The commission also asked the US government to link future security assistance and bilateral trade policies with India to improvements in religious freedom. It asked Congress to enforce Section 6 of the Arms Export Control Act to halt arms sales to India, citing "continued acts of intimidation and harassment against US citizens and religious minorities.

While responding to Indian media queries on the report, the official spokesperson of the Ministry of External Affairs, Randhir Jaiswal, said what really needed the USCIRF's attention was the "vandalism and attacks on Hindu temples in the United States, selective targeting of India and growing intolerance and intimidation of members of the Indian diaspora in the United States".

He said the government had "taken note" of the latest report and that "we categorically reject its motivated and biased characterisation of India" regarding religious freedom.

Jaiswal also said that the USCIRF had presented a "distorted and selective picture of India" for several years, relying on "questionable sources and ideological narratives rather than objective facts".

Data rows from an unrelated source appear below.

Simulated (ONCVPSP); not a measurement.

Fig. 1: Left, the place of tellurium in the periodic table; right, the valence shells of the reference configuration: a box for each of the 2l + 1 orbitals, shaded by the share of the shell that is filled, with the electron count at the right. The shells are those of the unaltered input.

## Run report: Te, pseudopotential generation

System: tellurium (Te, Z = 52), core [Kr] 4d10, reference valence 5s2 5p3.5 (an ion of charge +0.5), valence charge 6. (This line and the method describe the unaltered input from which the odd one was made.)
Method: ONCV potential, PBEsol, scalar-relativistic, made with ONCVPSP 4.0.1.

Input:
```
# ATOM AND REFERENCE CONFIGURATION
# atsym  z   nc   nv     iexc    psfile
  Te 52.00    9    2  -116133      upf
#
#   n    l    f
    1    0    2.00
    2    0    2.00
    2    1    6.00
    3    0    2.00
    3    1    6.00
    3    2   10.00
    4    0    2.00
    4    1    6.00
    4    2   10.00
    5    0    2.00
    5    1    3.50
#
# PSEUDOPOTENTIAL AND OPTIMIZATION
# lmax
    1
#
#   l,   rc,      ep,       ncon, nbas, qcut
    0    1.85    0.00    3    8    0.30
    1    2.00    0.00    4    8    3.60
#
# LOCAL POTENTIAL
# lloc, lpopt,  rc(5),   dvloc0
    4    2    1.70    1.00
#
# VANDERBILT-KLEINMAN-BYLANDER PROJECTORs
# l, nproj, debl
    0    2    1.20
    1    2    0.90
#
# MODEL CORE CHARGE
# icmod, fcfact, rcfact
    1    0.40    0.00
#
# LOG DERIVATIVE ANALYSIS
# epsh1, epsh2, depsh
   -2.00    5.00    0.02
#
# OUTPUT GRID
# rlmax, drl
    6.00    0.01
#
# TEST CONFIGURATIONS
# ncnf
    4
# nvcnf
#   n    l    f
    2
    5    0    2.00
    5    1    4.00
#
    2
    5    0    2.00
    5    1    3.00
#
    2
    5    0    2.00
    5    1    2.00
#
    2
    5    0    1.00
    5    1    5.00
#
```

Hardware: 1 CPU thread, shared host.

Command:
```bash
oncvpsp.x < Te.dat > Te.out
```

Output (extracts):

The previous year's report had asked for a review of arms sales rather than a halt. The commission additionally asked the US government to press India to allow in-country assessments by USCIRF and the US State Department.

The latest findings follow a series of recent USCIRF interventions on India. In a November 2025 issue update, the commission said the “interconnected relationship” between the ruling Bharatiya Janata Party (BJP) and the RSS had enabled the creation and enforcement of laws it described as discriminatory toward religious minorities, citing measures such as citizenship, anti conversion and cow slaughter laws.

The update described the RSS as a "Hindu nationalist group" whose "primary mission is to build a 'Hindu Rastra,' or Hindu state," and said it "promotes the notion that India is a Hindu nation, excluding Muslims, Christians, Jews, Buddhists, Parsis, and other religious minorities." While the RSS does not field political candidates directly, the update noted, it provides volunteers to campaign for the BJP, including Prime Minister Modi himself, who was an RSS pracharak before serving as chief minister of Gujarat from 2001 to 2014.

In a statement issued on February 6 this year, the commission flagged “violent attacks by Hindu nationalist mobs targeting Christians” and said that such attacks further justify its calls for India to be designated as a Country of Particular Concern.

According to the latest annual report of USCIRF, “religious freedom conditions in India continued to deteriorate” in 2025 as authorities introduced and enforced legislation targeting minority communities and their houses of worship.

The report pointed to the passage of the Waqf Bill in May, which adds non-Muslims to the boards managing Waqf land endowments. These endowments include mosques, seminaries, and graveyards. Protests in West Bengal over the bill left three people dead.

In September, the Supreme Court suspended key provisions of the bill, including one allowing the government to decide whether a disputed property is Waqf or not, and capped non-Muslim membership on the federal board at four. In the same month, Uttarakhand's legislative assembly passed the State Authority for Minority Education Act, which dissolves the Madrasa Board and brings madrasas and other educational institutions for Sikhs, Buddhists, Jains, Parsis, and Christians under state control.

The report cited the April attack in Pahalgam in Kashmir, in which three gunmen attacked a group of predominantly Hindu tourists, killing 26 people. The commission said the perpetrators reportedly asked victims to recite an Islamic verse and killed those who could not. It noted that the Indian government "seized the aftermath of the attack to justify deportations of religious minorities it considers 'illegal' migrants."

The USCIRF listed that Indian authorities expelled hundreds of Bengali-speaking Muslims from Assam to Bangladesh despite being Indian citizens. The Indian government passed a new set of rules for the Foreigners Act in September last year, expanding the authority of Foreigner Tribunals to issue arrest warrants and detain those suspected of being foreigners without due process, the commission observed.

It further highlighted the continued detention of several individuals, including Umar Khalid, Sharjeel Imam, and others detained during the 2020 protests against the Citizenship (Amendment) Act, who remained in jail for the fifth year without trial. 

Jagtar Singh Johal, a British Sikh citizen arrested in 2017, remained in solitary confinement under eight charges after a district court acquitted him in March of conspiracy charges and membership of a terrorist gang. 

Ali Khan Mahmudabad, an Ashoka university professor, was arrested in Haryana last year under India's Criminal Code for social media comments about the Kashmir attack and its aftermath for Muslims in India. On Monday the Haryana government told the Supreme Court it will not sanction prosecution against him.

The commission noted that religious freedom was absent from public discussion during Prime Minister Narendra Modi's official state visit to Washington in February 2025 and during US Vice President J.D. Vance's visit to India a few months later in April.

After the commission's 2025 annual report, the Ministry of External Affairs had called USCIRF's assessment "biased and politically motivated" and said it was USCIRF that "should be designated as an entity of concern."

This article went live on March sixteenth, two thousand twenty six, at thirty-one minutes past five in the evening.